The avocado harvest is finished in our grove, though there are still other groves, with later varieties, producing. When the harvest is done, there is one final duty before the trees are ‘put to rest’ until they bloom again in January – topping and hedging.
Trimming the trees allows us to keep them small enough to reach the branches without much more than a picking pole. If we let the trees grow untrammeled, we’d need special picking equipment (so-called ‘cherry pickers’, just like the ‘buckets’ you see utility crews using to get to the high wires). No need for that – the trees bear PLENTY – even better, I think, keeping them no taller than 12′. Another very important benefit of trimming the trees is that it helps hurricane-proof them against all but the aboslute worst tornado-like winds. So, every year, we have this ritual. The guy from the tree-topping service arrives with his machine and goes up and down the rows, first hedging, then topping the trees. But before he can begin, we must move all the chicken tractors out of the way, to a safe location. This means WAAY out of the way – when that big machine goes by, nothing is safe. A small twig thinner than your little finger can be thrown by the blades with such force that it will easily break a car window. We know – it happened one year. WWOOFer Stephanie had her van parked in what we thought was a safe spot, about 50 feet away from the driveway hedge, and a tiny twig of buttonwood smashed into her side window. That taught us proper respect for those machines, which always remind me of a cross between The Chain Saw Massacre and Edward Scissorhands!

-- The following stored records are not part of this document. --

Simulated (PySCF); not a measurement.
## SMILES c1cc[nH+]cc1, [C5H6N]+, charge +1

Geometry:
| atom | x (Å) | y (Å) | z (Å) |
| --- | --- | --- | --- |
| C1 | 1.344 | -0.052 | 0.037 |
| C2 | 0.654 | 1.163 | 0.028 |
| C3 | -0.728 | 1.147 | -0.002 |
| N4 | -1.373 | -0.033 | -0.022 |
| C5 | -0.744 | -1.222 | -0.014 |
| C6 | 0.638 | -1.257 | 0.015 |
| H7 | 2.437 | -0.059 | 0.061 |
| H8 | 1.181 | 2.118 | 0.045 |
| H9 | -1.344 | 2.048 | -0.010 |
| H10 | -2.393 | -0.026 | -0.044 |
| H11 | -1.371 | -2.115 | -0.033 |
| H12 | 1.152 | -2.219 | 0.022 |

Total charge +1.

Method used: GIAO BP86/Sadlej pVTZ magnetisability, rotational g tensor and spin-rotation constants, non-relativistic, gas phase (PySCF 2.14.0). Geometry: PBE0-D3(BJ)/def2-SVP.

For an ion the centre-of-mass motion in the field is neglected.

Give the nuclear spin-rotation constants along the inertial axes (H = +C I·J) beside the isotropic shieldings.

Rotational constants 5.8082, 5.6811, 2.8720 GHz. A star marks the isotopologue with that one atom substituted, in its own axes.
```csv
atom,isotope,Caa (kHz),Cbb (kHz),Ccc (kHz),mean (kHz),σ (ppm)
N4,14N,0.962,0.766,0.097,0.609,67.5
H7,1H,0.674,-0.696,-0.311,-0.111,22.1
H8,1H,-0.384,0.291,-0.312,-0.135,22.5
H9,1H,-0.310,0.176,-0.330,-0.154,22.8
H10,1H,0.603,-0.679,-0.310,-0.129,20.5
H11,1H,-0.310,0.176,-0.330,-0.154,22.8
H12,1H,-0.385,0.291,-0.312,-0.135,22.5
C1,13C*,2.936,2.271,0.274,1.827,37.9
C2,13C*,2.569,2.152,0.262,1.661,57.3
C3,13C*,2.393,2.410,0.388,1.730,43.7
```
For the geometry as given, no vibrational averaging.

After the topping and hedging is complete, then next thing is to clean up the mess. This is best done by driving through the entire grove with the bush hog (that’s the BIG mower attachment), grinding up all the cut branches. It needs several passes, and the really big branches need to be taken out of the way. We also need to go up and down each row, pulling out branches that are hung up on the tree or that fell below where the bush hog can’t reach. It’s quite a project, and generally takes 3 or 4 people a good chunk of the day to finish.
Reference:H & H Caretaking Services Steve Hoveland 465 NW 18th St Homestead, FL 33030 305-247-2975 We’ve used these folks for topping our grove since the trees were old enough to get their first trim. They have a small machine which can easily handle tight corners, and an awesome operator who good-naturedly accommodates all our crazy requests (can you go around the papaya? can you leave these two trees a little taller?…)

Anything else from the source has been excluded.